Notes from Session 5 of Tate Modern Course, Beyond Seeing

Notes from Session 5 of Beyond Seeing, Tate Modern

Touch and Tactile Values

The main theme of this week's session was touch, and in particular its relationship with sight.

Molyneux's Problem

On 7th July 1688 a Doctor wrote to the empiricist philosopher John Locke, author of the Essay Concerning Human Understanding in which he'd described the newborn's mind as a tabula rasa: a blank slate. This Doctor Molyneux posed a problem for Locke. Locke didnt reply to this letter. But when Molyneux wrote again in 1693 Locke recognised the interesting problem that Molyneux was posing and included a discussion of it in the new edition of his Essay. Here is Molyneux's Problem:

"Suppose a Man born blind, and now adult, and taught by his touch to distinguish between a Cube, and a Sphere of the same metal, and nighly of the same bigness, so as to tell, when he felt one and t'other; which is the Cube, which the Sphere. Suppose then the Cube and Sphere placed on a Table, and the Blind Man to be made to see. Qaere, Whether by his sight, before he touch'd them, he could now distinguish, and tell, which is the Globe, which the Cube. '

As originally posed, Molyneux's Problem also included the question of whether the formerly blind man would be able to tell how far away from him these objects were by sight alone.

Molyneux's Problem became a focus for discussion for  two hundred years with a range of major thinkers including  Berkeley, Leibniz, Voltaire, Diderot, Helmholtz and William James, giving their responses.

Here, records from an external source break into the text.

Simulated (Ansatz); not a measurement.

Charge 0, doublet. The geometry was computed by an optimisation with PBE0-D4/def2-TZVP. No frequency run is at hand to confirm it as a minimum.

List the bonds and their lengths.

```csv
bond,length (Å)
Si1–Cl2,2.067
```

The problem is essentially about whether there is unlearned communication between the sense modalities of touch and sight. Locke's response was no, the man would not be able to distinguish the objects by sight alone. Early empirical evidence from the restoration of a cataract sufferers' sight seemed to back him up on this; however animals deprived of light ((who would do this?) still achieve depth perception. Others such as Leibeniz (and Richard in our group discussion) thought that reason would allow the man to make an inference about which was which. (You can read transcript of a discussion about Molyneux's Problem from ABC Radio's Philosopher's Zone here. Shaun Gallagher has an interesting and detailed discussion of Molyneux's Problem here)

The point of introducing Molyneux's Problem here was to raise questions about the integration of sight and touch in our understanding of art...

Berenson and Fry on Tactile Values

The art historian and connoisseur Bernard Berenson writing about Giotto in his book Italian Painters of the Renaissance,  set out his view about tactile values. For him effective figure painting needed 'the illusion of being able to touch the figure'. He wrote:

'I must have the illusion of varying muscular sensations inside my palm and fingers corresponding to the various projections of this figure, before I shall take it for granted as real, and let it affect me lastingly.'

The critic Roger Fry in his 'Essay on Aesthetics' of 1909 suggested that the emotional effects of painting are felt, that rhythm in visual art  'appeals to all the sensations which accompany muscular activity'. Similarly mass, and space depicted in visual art appeal to kinetic and tactile qualities.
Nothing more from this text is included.